Agreed, Caleb. My Keeley Compressor kicks the crap out of my Boss CS-3. It's not even a comparison. I'd like to have my BD-2 modded by Keeley, but I've got a pretty good range of drives, so it works out well. The Fulltone OCD is pretty sweet too. :)

Hey Kenny, youve got a real cool page here, real interesting. I was just wondering if you are familiar with Waylon Jennings sound. Aside from using a Fender Twin & Small Stone phase shifter and being Waylon Jennings, do you know of any other effects or tricks he used to get his sound? Thanks a lot, Darcy

Darcy,

Thanks for posting. Unfortunately, I'm not terribly familiar with Waylon Jennings' sound, specifically. I'm familiar with who he is, but I've never dug into his sound. The fact that you are hip to his use of the Small Stone puts you ahead of me on the topic. I'm sorry I can't offer any help.

I do, wish, however, that I had the money and access to get a hold of one of those Jennings Telecasters with the white leather. Those are soooooo cool: http://www.jetenginesound.com/way1.jpg

Hi Kenny,

you got an interesting page. Also i've got some problems finding the right countrysound. I've been tweaking endlessly. I'm using a Fender Tele, about the same pedals as you use and a Fender HotRod Deluxe, now i'm wondering that perhaps i might use the wrong amp, because the sound with the bridge-pickup is never twangy-clean, always too bit muddy or too sharp.It looks if there is no inbetween

What do you think? Thanks for any good news

(For info: i've spoken to a guitarplayer who was on stage the same time as Brad Paisley and saw him use also a Xotic RC Booster).

Rene,

Thanks for contributing. I love hearing from other people on what they are using and trying.

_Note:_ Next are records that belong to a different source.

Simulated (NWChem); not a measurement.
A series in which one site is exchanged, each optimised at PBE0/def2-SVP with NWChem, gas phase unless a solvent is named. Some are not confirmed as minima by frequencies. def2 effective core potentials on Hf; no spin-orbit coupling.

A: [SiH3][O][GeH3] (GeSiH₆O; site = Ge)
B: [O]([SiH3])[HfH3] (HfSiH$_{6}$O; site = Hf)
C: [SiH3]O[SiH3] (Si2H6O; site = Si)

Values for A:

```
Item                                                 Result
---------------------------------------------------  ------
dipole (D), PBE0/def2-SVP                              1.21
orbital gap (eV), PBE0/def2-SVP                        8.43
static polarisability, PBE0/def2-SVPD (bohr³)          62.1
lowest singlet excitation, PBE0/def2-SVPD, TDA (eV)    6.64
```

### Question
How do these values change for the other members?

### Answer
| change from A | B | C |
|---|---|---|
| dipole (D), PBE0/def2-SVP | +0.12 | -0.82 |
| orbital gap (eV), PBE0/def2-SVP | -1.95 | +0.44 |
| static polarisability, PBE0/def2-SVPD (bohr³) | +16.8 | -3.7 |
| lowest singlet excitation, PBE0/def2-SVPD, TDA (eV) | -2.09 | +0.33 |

As for the Hot Rod, I have a friend who has one and it's a GREAT amp, but it's a little too warm for my tastes for country. That's not to say that you can't make it work, but you're going to want to try to dial down the drive and dial up the treble as much as you can without it getting shrill.

If the Hot Rod has a presence knob (I can't remember if it does), then you should try playing with that to add some sparkle. You might also want to try slapping a Boss EQ pedal (GE-7) in the mix to brighten it up.

Also, I've heard about people replacing the tubes and the speaker in the Hot Rod to get different sounds. For $100 in tubes or speaker, you could drastically clean up that sound if you don't want to buy another amp.

Mostly, don't think that you didn't buy a good amp. That Hot Rod (any of their incarnations) is a sweet amp and I'm sure you can get a good sound out of it with some tweaking.

Good luck and let me know what you try and how it turns out.

Kenny

not that it helps much but for humbucker equipped guitars i think its good to raise the bridge pickup really close to the strings to make the guitar sound hotter and a lil bit more twangy... my gibson sg (humbuckers) can almost sound similar tele... but i also have a knockoff les paul that i dont think has hot enough pickups, just cant get twang out of it... im using a crate gx130c as an amp and a boss dd3, boss ds2... and a wah pedal all stepped the way up adds for an interesting effect on most country licks...

I enjoyed this article and found it informative, however I think you should tell your readers that there are TWO models of the Ernie Ball VP Jr. The 6180 is for passive instruments, and the 6181 is for active instruments. After reading this sentence:

"I use the Ernie Ball VP Jr., which works great for passive instruments..."

I was not aware of this and I ordered the wrong pedal.

That's a good point. There are two versions of the pedal. I only mentioned that you should get the passive one for passive pickups, but if you have active pickups (as I mentioned about the 9v battery), then you want the active version. Thanks!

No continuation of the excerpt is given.